In 2005, Lavandera reported from the President George W. Bush’s ranch in Crawford, Texas, during the anti-war protest led by Cindy Sheehan and covered the “Mississippi Burning” trial of Edgar Ray Killen. In 2004, Lavandera covered three of four hurricanes to hit Florida.
In February 2003, Lavandera covered the Space Shuttle Columbia disaster. Lavandera followed the effort to recover debris from the shuttle as well as the emotional affect the disaster had on those Texas communities. Additionally he has reported on stories across the Southeast, including the Andrea Yates story, the Houston mother accused of drowning her children, and the execution of Timothy McVeigh.

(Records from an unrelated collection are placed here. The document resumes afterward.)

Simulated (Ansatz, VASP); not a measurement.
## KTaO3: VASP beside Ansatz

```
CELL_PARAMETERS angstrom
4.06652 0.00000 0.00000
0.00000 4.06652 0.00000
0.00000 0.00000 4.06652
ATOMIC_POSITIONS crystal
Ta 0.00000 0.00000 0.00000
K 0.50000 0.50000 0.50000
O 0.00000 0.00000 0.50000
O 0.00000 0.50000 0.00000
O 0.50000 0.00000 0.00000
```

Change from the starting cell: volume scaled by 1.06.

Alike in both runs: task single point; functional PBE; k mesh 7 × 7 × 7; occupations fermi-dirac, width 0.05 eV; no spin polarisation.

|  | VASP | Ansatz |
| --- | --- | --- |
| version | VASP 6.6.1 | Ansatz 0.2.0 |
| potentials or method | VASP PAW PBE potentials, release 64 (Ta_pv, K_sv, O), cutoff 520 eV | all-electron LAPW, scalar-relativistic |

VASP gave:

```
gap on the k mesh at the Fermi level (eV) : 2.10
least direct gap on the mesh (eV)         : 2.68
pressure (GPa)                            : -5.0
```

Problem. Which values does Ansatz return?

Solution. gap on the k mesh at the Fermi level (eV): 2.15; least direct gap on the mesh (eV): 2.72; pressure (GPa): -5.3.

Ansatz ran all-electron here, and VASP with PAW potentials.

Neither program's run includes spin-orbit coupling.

Before joining CNN, Lavandera was a correspondent with WFAA-TV in Dallas. Lavandera reported on the aftermath of the El Salvador earthquake, spending a week chronicling victims’ lives. He also covered Pope John Paul II’s visit to Cuba. Lavandera covered numerous breaking news stories across the state of Texas, including the 1997 Republic of Texas standoff, flooding in southern Texas and Gulf Coast hurricanes. In 1994, Lavandera covered the gubernatorial race between George W. Bush and Ann Richards and in 1992, he reported from the Republican and Democratic political conventions.
Earlier, Lavandera was a news reporter at KVUE-TV in Austin, Texas. He also worked as a news anchor and reporter at KOSA-TV in Midland/Odessa, Texas.
Lavandera earned a Katie Award from the Dallas Press Club and an Emmy nomination for his work on a Hispanic news magazine program at WFAA-TV.
Lavandera holds a bachelor’s degree in journalism from the University of Texas at Austin and is fluent in Spanish.